Do ocean sanctuaries really work?

Oceans are massive and, unlike most places on land, don’t really have borders. Animals, water and (sadly) pollution all move freely beneath the waves. So can ocean sanctuaries really protect fish, whales and other marine creatures? Here are four protected areas from around the world to show how they can make a huge difference.


Ocean sanctuaries – think of them like national parks at sea – woud give marine life a chance to recover from the threats from industrial fishing, drilling and mining. But with only 1% of international waters under some kind of protection, how do we know they work?

Fortunately, we have evidence from these examples around the world, which show just how successful ocean sanctuaries can be.

1. Monterey Bay, California

Monterey Bay, south of San Francisco, is an enormous conservation success story. Fishing and hunting in these coastal waters drove some of its wildlife to the very brink of extinction. But, since the National Marine Sanctuary was established in 1992, the seas and their wildlife have bounced back in a phenomenal way. Now they’re home to playful sea lions, majestic pelicans and cute sea otters, all thriving on the rich waters full of underwater kelp forests.

Monterey Bay is also a global hotspot for whale-watching. Its food-laden waters attract migrating whales all year round, from splashy crowd-pleasing humpbacks to the biggest of them all, the gigantic blue whale. Ecotourism and wildlife watching has given a new reason to protect this special place.

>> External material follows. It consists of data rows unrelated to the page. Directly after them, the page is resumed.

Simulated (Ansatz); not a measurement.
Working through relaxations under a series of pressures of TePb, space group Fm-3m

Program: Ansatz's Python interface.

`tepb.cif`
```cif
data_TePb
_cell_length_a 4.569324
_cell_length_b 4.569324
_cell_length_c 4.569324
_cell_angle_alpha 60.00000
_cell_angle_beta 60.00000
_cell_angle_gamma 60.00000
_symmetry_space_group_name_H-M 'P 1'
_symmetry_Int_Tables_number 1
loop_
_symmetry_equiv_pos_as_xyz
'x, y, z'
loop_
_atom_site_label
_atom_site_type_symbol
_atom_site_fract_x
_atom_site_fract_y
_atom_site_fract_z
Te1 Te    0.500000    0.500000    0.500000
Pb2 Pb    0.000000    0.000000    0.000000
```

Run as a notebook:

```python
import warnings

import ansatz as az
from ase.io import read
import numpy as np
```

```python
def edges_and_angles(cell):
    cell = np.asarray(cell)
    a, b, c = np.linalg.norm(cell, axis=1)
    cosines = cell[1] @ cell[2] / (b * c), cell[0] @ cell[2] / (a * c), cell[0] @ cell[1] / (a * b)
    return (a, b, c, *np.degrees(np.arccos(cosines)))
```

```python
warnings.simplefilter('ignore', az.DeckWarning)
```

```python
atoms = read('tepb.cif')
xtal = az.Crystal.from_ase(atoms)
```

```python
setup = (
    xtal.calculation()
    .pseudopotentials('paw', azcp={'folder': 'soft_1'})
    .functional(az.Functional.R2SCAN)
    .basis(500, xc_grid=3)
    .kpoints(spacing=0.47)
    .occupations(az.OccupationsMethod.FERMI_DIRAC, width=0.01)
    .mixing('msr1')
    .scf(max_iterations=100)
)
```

2. Papahānaumokuākea Marine National Monument, Hawaii

Covering over 1.5 million square kilometres, this massive ocean sanctuary in the middle of the Pacific Ocean was created by President George W Bush in 2006, and extended further by his successor Barack Obama – a fantastic display of leadership in ocean protection from both leaders.

A Hawaiian monk seal and green sea turtle nap in Papahānaumokuākea Marine National Monument

A Hawaiian monk seal and green sea turtle nap in the Papahānaumokuākea Marine National Monument © Mark Sullivan / NOAA

At the time, this was the largest marine protected area in the world and it’s home to over 7,000 marine species – one in four of which are unique to the Hawaiian archipelago. This sanctuary gives refuge and protection to green sea turtles, the world’s most endangered duck, endangered Hawaiian monk seals, millions of seabirds, and coral reefs, as well as significant native Hawaiian cultural sites.

Included in this sanctuary is the famous remote coral island of Midway Atoll, a vital nesting site for thousands of ocean-wandering albatrosses.

3. Lamlash Bay, Scotland

Good things come in small packages – in this case one square mile of protection. Lamlash Bay might not be world-famous yet, but its protected area, or no-take zone, was hard-fought for and won by years of community campaigning.

The view across Lamlash Bay in Arran, Scotland

The view across Lamlash Bay in Arran, Scotland © Mike Peel

The islanders of Arran lobbied politicians tirelessly, undertook scientific studies, chatted to visiting tourists, and fought against vested interests to get the protected area created in beautiful Lamlash Bay. The rich sheltered waters in the bay are home to a wide variety of delicate seafloor plants and animals, which depend on beds of maerl, an odd type of hard seaweed that grows in the bay. The islanders knew that, to protect these maerl beds and the octopus, scallops and fish that live amongst them, it was crucial to stop the area being dredged by heavy fishing gear.

Today, the impacts of the Arran community are being felt farther away as their example of grassroots campaigning serves as a lesson for politicians and other communities elsewhere.

4. Ross Sea, Southern Ocean

Part of the Antarctic Ocean, the Ross Sea is home to orcas, penguins and seals. In 2017, this area finally became a protected sanctuary, giving some of the Antarctic’s wildlife a safe haven to feed, breed and thrive.

Adélie penguins crossing sea ice in the Southern Ocean

Adélie penguins crossing sea ice in the Southern Ocean © Greenpeace / Jiri Rezac

What if there were ocean sanctuaries everywhere?

These sanctuary success stories are a great reminder of what’s possible, but apart from the Ross Sea, they’re all in within countries’ national waters. Meanwhile, most of the oceans beyond national boundaries are still unprotected. But now we have the opportunity to do so much more.

Scientists have drawn up a bold rescue plan for our oceans – and it’s brilliantly simple. We cover the planet in ocean sanctuaries, putting a third of the seas off-limits to fishing, mining, drilling and other destructive industries.

Governments have started work on a Global Ocean Treaty at the UN, and if they get it right it will give us the legal tools we need to start creating these new ocean sanctuaries. And if the plan goes ahead, it’ll be one of the biggest conservation efforts in human history, creating millions of square kilometres of new protected areas.